PHOTO CREDIT : VIRGINIE GARNIER
INGREDIENTS FOR 6 PERSONS
- MERINGUE
- 200g sugar
- 1 pinch of dried white egg (optional)
- 100g fresh white eggs
- 1 teaspoon vinegar
- 1/2 teaspoon of corn starch
- salt
- CHANTILLY
- 125g mascarpone
- 1/2 fresh lemon juice
- 1/2 silver gelatin leaf or 1g agar agar
- 100g liquid cream
- 15g sugar
- 1/2 vanilla pod
- PASSION FRUIT COULIS
- 100g fresh passion fruit juice
- 1 passion fruit
- 25g sugar
- 1/2 silver gelatin leaf or 1g agar agar
- DRESSING
- strawberries
- fresh basil leaves
METHOD
1. Pre-heat the oven at 100C (th 3-4)
2. MERINGUE Using a mixer fitted with the whisk attachment, on low speed, mix the sugar, powdered egg whites, egg whites, vinegar and salt until the sugar is dissolved, then increase the speed to beat the whisked egg whites.
3. Incorporate the corn starch then put in a piping bag and pipe the meringue into 3 cm diameter balls on a baking sheet fitted with parchment/baking paper. Bake for 1h30, without ventilation.
4. Using a knife, break each meringue into 2 or 3 pieces and place them in a large plastic box. Close the box and shake it until the meringues look like stones.
5. CREME CHANTILLY In a mixing bowl, mix the mascarpone with the lemon juice. Dissolve the gelatin or agar agar previously hydrated in a bowl of ice water and squeezed out in a little mascarpone and add it to the preparation.
6.Using a mixer fitted with the whisk, beat the very cold cream with the sugar and the grains of the half-vanilla pod, then add the whipped cream to the rest of the preparation. Let it rest in the chiller.

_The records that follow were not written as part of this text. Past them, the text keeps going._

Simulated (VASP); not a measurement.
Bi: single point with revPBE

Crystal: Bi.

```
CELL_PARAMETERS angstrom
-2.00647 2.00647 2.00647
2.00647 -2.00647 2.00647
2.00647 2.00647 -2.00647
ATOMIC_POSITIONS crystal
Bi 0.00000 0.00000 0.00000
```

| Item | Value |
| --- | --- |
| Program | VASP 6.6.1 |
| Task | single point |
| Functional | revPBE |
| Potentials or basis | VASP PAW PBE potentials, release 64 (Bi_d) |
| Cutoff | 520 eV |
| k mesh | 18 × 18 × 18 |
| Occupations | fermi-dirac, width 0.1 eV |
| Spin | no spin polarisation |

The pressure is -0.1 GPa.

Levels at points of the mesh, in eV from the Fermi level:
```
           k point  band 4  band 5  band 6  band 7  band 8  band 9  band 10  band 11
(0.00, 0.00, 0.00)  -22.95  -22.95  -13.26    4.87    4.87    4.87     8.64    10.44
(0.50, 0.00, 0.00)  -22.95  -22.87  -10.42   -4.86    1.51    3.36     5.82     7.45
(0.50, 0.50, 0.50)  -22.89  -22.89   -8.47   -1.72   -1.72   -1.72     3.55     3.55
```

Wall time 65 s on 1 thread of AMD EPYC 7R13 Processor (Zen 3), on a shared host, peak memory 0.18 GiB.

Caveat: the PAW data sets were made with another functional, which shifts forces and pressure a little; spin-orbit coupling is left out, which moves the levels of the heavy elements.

7. PASSION FRUIT COULIS In a saucepan, bring to a boil the passion fruit juice, the peeled and cut passion fruit, the sugar and the lemon juice and cook for 1 min. Add the previously hydrated gelatin into a bowl of ice water and drained, and let it cool.
8. DRESSING & FINISHING In a very cold bowl, place and flatten a scoop of vanilla ice cream. On top, place the meringue "stones", the sliced strawberries and the whipped cream, until you can no longer see the ice cream. Finish with the passion fruit coulis and a few basil leaves.